So email me and tell me more about you. How many children do you have ? How did your sweet one pass away ? I am so sorry for your loss. I love the picture on your Blog header though. So precious.
Kami Milliron
kamillemilliron@gmail.com
My friend Heather sent me to your blog. I hear you are trying to go non-profit and having a benefit in October. I'm totally willing donate one of my personal coaching sessions. Please contact me (chef-tess@hotmail.com). I loved reading your post. I have two miracle babies that have lived... now 10 and 6. Just reminded me today how blessed I am to have them here. Most excited for you to see your daughter too. Keep the Faith.

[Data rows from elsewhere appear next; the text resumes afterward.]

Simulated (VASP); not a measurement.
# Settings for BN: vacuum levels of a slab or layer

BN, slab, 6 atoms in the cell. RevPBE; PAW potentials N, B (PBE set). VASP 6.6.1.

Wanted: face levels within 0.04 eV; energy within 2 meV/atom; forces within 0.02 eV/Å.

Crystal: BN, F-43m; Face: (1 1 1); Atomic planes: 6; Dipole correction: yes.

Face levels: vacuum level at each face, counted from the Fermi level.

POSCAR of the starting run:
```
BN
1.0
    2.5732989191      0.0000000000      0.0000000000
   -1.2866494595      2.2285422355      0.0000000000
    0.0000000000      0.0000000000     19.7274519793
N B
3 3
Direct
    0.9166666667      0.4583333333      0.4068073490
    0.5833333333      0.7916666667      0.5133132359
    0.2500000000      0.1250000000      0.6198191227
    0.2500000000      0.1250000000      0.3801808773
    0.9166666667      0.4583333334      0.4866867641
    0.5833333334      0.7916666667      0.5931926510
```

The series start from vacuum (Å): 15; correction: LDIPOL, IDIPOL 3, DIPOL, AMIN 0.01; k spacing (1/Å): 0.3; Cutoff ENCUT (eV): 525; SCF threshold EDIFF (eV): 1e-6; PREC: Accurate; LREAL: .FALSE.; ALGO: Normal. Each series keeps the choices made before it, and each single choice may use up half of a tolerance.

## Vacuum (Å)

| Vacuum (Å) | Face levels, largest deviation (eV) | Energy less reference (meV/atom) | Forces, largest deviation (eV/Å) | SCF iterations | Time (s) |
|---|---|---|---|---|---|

Beautiful Post Beck! I'm so touched~
Wow. I was just able to read the story of DeLanee. What a beautiful tribute to her. I am touched and full of emotion. You are truly amazing and your faith is inspiring. I cannot imagine the feelings you have had and continue to have--I won't pretend I do. But, I am so impressed with your outlook, courage, and attitude. Your daughter was of course too perfect for this world, and just as you know, I too, know you will hold her again someday.
Hugs to you.
Becky,
I want to thank you over and over again for your posts. I was having a rough afternoon yesterday. I just start feeling so very nervous anxious like I can't breath. I got to a point were I felt like Mom and sisters were tired of hearing the same tune being sung. So I just started praying and I started to remember most of your posts and words. I was able to breath and get through the hard moments. It has been 5 months and I am still so sad and heartbroken. I know you can't rush grief, but does this ever get better? Is my life always going to be so hard to get through each day. I feel like it is a battle each day and that Satan is ready to pounce on me at second and take me out. I have never had to fight harder than I am right know. I keep plugging right along and working hard. I just miss my baby boy so much and it hurts. I just wanted to thank you for everything and all of your words. I know this has to get better because I have seen you and family being happy! I look forward to that part of grief so much! Thank you for being an example to me.